You have a pretty negative take. There are fewer software engineers with the skills you mention. But it's kind of the wrong question. Without these skills, individuals are still capable of offering tremendous value to tech companies. I work at a solid company with a great team. Those with solid CS fundamentals have certainly been profoundly helpful when designing systems that need to be performant and reliable. But other, passionate engineers with liberal arts backgrounds have added insane value to the product as well. It's about curiosity, intelligence, and thinking about what's needed to get the job done.


Could not agree more. For a product company, having software engineers with diverse backgrounds can be a lot more valuable than having only super strong CS theorists (but you should have them of course). As long as the engineers are intelligent, passionate and productive, diverse backgrounds can only be a good thing. Now this is probably different for research oriented careers, but most of us are building products for customers in some form or another.


I actually doubt that there are fewer software developers who have those skills. The software industry has grown by leaps and bounds every year for decades. I suspect there are more than there were even 15 years ago.

What has also happened is that tools have improved at roughly the same rate, and the tasks to which we apply software development have also grown exponentially. So there are jobs that exist today that did not exist 15 years ago, and they just don't need these skills.

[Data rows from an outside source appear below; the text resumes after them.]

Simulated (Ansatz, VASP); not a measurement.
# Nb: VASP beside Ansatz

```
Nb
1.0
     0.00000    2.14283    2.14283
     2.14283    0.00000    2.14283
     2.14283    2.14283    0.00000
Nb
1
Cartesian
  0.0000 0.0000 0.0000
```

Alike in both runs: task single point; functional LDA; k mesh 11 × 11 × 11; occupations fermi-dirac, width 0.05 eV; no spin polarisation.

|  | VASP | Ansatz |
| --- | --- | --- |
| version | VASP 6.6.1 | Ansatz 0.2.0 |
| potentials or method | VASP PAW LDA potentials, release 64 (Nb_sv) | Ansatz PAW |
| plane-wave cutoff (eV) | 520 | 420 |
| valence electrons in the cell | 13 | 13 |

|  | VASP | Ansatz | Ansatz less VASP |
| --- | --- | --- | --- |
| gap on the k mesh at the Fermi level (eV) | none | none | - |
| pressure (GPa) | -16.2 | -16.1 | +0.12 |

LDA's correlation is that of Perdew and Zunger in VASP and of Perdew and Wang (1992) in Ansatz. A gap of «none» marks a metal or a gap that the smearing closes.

No, I don't think the quality has gone down. I think this outlook is a way of gatekeeping engineers who don't have a formal CS background. I happen to be one of them.

Most people who go to a bootcamp (I did not, but have hired a developer who did) do not end up working in a role that requires understanding of the 5 topics above you mentioned, with the exception of cache and maybe algorithms. It's just not what most bootcamps are targeted for.

I have seen a lot of terrible code from both sides, and don't believe the quality of the code to be a function of the developer's level of formal education.


I think you can get that knowledge from anywhere, and university education is only one path. That being said, that knowledge is REALLY important. I don't care if you come from a boot camp or not, but I wouldn't want to hire a developer that doesn't understand those 5 things (plus a lot more).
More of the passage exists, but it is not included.